Finding the gradient of a curve

In a nutshell

Curves don't have a constant gradient, but using tangents can allow you to estimate the gradient of a curve at a particular point on it. This is because the gradient of the curve at some point $A$ is equal to the gradient of the tangent at point $A$ . The gradient of the tangent would be an estimate of the gradient of the curve, since it can be difficult to sketch a perfectly accurate tangent at a point on a curve.

Gradient of a tangent

A tangent is a straight line with equation $y=mx+c$ . The gradient of a tangent can be calculated using:

$\boxed{m=\dfrac{\text{change in }y}{\text{change in }x}}$

Thus, when a tangent is drawn at a point on a curve, the coordinates of two points on that line must be identified and used.

Note: Consider a tangent at a turning point. It would be a horizontal line and thus has a zero gradient. Therefore, it follows that the turning points of curves have gradient of zero.

Example 1

Consider the curve given by the equation $y=x^2$ . Below, this curve is pictured with a tangent at the point $(2,4)$ :

Maths; Differentiation I; KS5 Year 12; Finding the gradient of a curve

Find the gradient of the curve at the point $(2,4)$ .

You need to calculate the gradient of the pictured tangent. You already know one point on the curve: $(2,4)$ , but you need another point to calculate the gradient. The point $(4,12)$ is also on this line:

Hence, you can now calculate the gradient using $\frac{\text{change in }y}{\text{change in }x}$ :

$m=\dfrac{12-4}{4-2}=\dfrac{8}{2}=4$

Therefore, the gradient of $y=x^2$ at the point $(2,4)$ is $\underline{4}$ .

Example 2

Below, the graph given by the equation $y=x^3+2x^2-x$ is presented, with a tangent at the point $(-1,2)$ :

Note: This tangent does cross the curve, but not at the point $(-1,2)$ . It only touches the curve there. So it is still a tangent, but specifically it is a tangent at $(-1,2)$ and not at $(0,0)$ , where it crosses through the curve.

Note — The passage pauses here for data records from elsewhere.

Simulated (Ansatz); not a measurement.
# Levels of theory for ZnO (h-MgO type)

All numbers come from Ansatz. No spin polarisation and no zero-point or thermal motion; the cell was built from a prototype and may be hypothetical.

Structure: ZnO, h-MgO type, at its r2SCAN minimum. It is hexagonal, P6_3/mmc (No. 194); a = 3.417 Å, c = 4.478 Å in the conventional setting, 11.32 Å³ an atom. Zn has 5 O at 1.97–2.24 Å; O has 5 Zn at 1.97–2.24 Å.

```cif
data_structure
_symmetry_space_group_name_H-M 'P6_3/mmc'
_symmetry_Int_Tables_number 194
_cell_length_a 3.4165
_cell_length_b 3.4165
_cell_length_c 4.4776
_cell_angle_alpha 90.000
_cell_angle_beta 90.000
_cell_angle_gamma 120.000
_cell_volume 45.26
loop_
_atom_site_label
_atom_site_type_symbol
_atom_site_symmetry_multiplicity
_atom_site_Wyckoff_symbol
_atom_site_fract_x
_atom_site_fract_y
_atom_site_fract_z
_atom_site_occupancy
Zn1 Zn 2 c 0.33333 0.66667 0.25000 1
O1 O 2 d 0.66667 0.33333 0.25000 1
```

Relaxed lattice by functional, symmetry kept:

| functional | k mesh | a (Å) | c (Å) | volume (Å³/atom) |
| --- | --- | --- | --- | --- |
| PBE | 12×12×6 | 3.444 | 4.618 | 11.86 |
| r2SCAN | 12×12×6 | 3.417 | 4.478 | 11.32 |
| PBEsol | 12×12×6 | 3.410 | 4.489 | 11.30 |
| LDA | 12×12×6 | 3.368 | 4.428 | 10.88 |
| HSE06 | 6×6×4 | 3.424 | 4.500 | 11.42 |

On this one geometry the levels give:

Using this diagram, calculate the gradient of the curve $y=x^3+2x^2-x$ at the point $(-1,2)$ .

You need a second point on the line to calculate its gradient. The point $(0,0)$ is also on the line.

Note: It is incidental and unimportant that $(0,0)$ is also on the curve itself. Here you are using two points on a line to find the gradient of said line.

The gradient of the tangent is:

$m=\dfrac{0-2}{0-(-1)}=\dfrac{-2}1=-2$ 

Therefore, the gradient of $y=x^3+2x^2-x$ at the point $(-1,2)$ is $\underline{-2}$ .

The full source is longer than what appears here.